With them, works count, not faith. One who offers up many sacrifices in the temple is quit of the duty of maintaining his aged parents. In their educational discourses they speak, not of sin or conscience or adultery, but of how many paces it is permissible to walk on the Sabbath day. Could they get their way, the number of strokes with the rod in a penal flogging would be reduced from forty to thirty-nine. For years they have eagerly discussed the question whether the corn for the sacrifice on the second day of the Passover may lawfully be cut on the Sabbath. Is it binding to swear by the temple, or only by the gold of the temple? Is a woman in childbed unclean for one week only, or for two? On days of atonement, when incense is burned before the Holy of Holies, should it be kindled before or after the entrance of the high priest?

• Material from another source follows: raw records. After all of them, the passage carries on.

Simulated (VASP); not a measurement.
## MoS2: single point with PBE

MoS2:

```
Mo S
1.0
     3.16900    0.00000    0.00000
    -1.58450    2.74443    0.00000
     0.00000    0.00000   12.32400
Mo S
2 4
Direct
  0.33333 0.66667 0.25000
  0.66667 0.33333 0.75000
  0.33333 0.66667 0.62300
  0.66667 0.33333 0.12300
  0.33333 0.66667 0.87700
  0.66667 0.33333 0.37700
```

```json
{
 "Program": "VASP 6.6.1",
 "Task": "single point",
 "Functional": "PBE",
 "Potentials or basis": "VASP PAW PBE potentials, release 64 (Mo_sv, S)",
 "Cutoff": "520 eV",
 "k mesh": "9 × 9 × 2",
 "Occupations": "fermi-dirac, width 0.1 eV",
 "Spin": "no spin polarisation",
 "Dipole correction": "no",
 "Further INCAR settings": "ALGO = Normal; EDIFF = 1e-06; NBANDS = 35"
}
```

While with their dogmas and their textual criticism the Pharisees were thus tending to choke morality with

tares, these same men were sending forth to the people a message of hope. There would come a new Moses, a new liberator. Never must the Jews forget that they were the chosen people. Theirs was the City of God, and it was their part to despise the heathen. Just as their fathers had refused to swear fealty to the false house of King Herod, so now must they renounce allegiance to the Romans.

What is the business before the Sanhedrin to-day? The councillors are discussing which among certain condemned criminals shall be set free by the Romans. For a generation, now, the Jews have been privileged, on the day of Passover, to demand from the governor grace for an offender. Whose life shall they ask Pilate to spare?